Home > On Memorial Day Praise bravery, seek forgiveness
On Memorial Day Praise bravery, seek forgiveness
by Open-Publishing - Wednesday 1 June 20053 comments
Wars and conflicts International USA
Nothing young Americans can do in life is more honorable than offering themselves for the defense of their nation. It requires great selflessness and sacrifice, and quite possibly the forfeiture of life itself. On Memorial Day 2005, we gather to remember all those who gave us that ultimate gift. Because they are so fresh in our minds, those who have died in Iraq make a special claim on our thoughts and our prayers.
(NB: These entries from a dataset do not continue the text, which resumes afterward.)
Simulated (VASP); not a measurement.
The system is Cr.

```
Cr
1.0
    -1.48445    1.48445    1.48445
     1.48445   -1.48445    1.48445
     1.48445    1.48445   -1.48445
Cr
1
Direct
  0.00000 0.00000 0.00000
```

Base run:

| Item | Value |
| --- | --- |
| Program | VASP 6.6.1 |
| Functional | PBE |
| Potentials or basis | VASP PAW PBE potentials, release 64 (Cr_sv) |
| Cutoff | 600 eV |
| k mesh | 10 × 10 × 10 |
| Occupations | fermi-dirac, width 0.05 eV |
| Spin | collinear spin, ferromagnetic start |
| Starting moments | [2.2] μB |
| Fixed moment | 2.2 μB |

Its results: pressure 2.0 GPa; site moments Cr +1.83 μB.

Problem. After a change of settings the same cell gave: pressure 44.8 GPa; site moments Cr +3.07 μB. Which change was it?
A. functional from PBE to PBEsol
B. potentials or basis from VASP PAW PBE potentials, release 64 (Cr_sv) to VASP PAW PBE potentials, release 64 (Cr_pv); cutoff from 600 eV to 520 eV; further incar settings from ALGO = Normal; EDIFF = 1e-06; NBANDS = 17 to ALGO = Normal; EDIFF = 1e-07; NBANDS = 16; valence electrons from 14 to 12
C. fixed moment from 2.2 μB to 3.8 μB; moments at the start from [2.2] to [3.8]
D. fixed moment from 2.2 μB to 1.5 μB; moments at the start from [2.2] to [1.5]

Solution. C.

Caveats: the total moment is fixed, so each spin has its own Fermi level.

In exchange for our uniformed young people’s willingness to offer the gift of their lives, civilian Americans owe them something important: It is our duty to ensure that they never are called to make that sacrifice unless it is truly necessary for the security of the country. In the case of Iraq, the American public has failed them; we did not prevent the Bush administration from spending their blood in an unnecessary war based on contrived concerns about Iraq’s weapons of mass destruction. President Bush and those around him lied, and the rest of us let them. Harsh? Yes. True? Also yes. Perhaps it happened because Americans, understandably, don’t expect untruths from those in power. But that works better as an explanation than as an excuse.
The "smoking gun," as some call it, surfaced on May 1 in the London Times. It is a highly classified document containing the minutes of a July 23, 2002, meeting at 10 Downing Street in which Sir Richard Dearlove, head of Britain’s Secret Intelligence Service, reported to Prime Minister Tony Blair on talks he’d just held in Washington. His mission was to determine the Bush administration’s intentions toward Iraq.
At a time when the White House was saying it had "no plans" for an invasion, the British document says Dearlove reported that there had been "a perceptible shift in attitude" in Washington. "Military action was now seen as inevitable. Bush wanted to remove Saddam, through military action, justified by the conjunction of terrorism and WMD. But the intelligence and facts were being fixed around the policy. The (National Security Council) had no patience with the U.N. route, and no enthusiasm for publishing material on the Iraqi regime’s record. There was little discussion in Washington of the aftermath after military action."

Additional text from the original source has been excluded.